Nice try.  No really, Mitch, it was a nice try at evasion.  Just keep spinning things to make it seem that one has nothing to do with the other when in fact they are linked in tandem.  You're on your way to becoming my favorite gnomist.

McConnell joins others of his party in having difficulty with the charged meaning of words.  I'm sure many of you remember the Missouri senate race of 2012 where Todd Akin made comments about "legitimate rape." The problem being that the word "rape" is an absolute.  Someone either was or wasn't the victim of a sick crime.  Adding the modifier "legitimate" in front of it in no way makes sense.  It's like asking if someone is "legitimately pregnant." It's ignorant at best and misogynistic at worst.

Less offensive but unfortunately more prevalent is the use of the word "entitlement" when referring to programs like Social Security.  The word is typically sparged over budget talks and bestows a negative connotation, something along the lines of "you didn't really work for that, you just feel you deserve it." Used in a sentence: "These kids today.  They just think they're entitled to everything."

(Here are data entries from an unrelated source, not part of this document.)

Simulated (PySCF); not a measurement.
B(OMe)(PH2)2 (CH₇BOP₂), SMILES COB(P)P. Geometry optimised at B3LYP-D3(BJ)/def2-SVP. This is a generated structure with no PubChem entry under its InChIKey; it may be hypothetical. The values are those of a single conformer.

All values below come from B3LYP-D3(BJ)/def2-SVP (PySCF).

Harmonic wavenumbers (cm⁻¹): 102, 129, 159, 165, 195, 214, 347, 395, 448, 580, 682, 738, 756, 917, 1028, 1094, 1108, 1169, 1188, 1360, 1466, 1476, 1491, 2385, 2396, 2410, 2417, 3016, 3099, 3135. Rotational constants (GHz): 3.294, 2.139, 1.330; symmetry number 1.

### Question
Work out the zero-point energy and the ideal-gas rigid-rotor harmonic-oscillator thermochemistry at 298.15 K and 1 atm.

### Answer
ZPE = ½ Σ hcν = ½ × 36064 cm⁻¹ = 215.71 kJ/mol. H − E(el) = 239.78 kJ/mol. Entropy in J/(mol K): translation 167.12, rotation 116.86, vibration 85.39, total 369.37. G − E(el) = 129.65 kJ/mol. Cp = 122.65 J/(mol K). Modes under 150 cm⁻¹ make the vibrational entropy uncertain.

Well yes, people do feel "entitled" to have Social Security one day.  Why?  Because they worked and have already paid into it.  Using the word "entitlement," however, changes the tenor of the conversation.  I wish I could blame just one party for this but in fact it's both.

I could of course give many other examples and I wish I could go into this kind of depth when I get that question, "So what do you do?" I say this because the more that people know and understand, the less likely they are to be manipulated.

After all, you want to look smart if you're stopped by Jimmy Kimmel, right?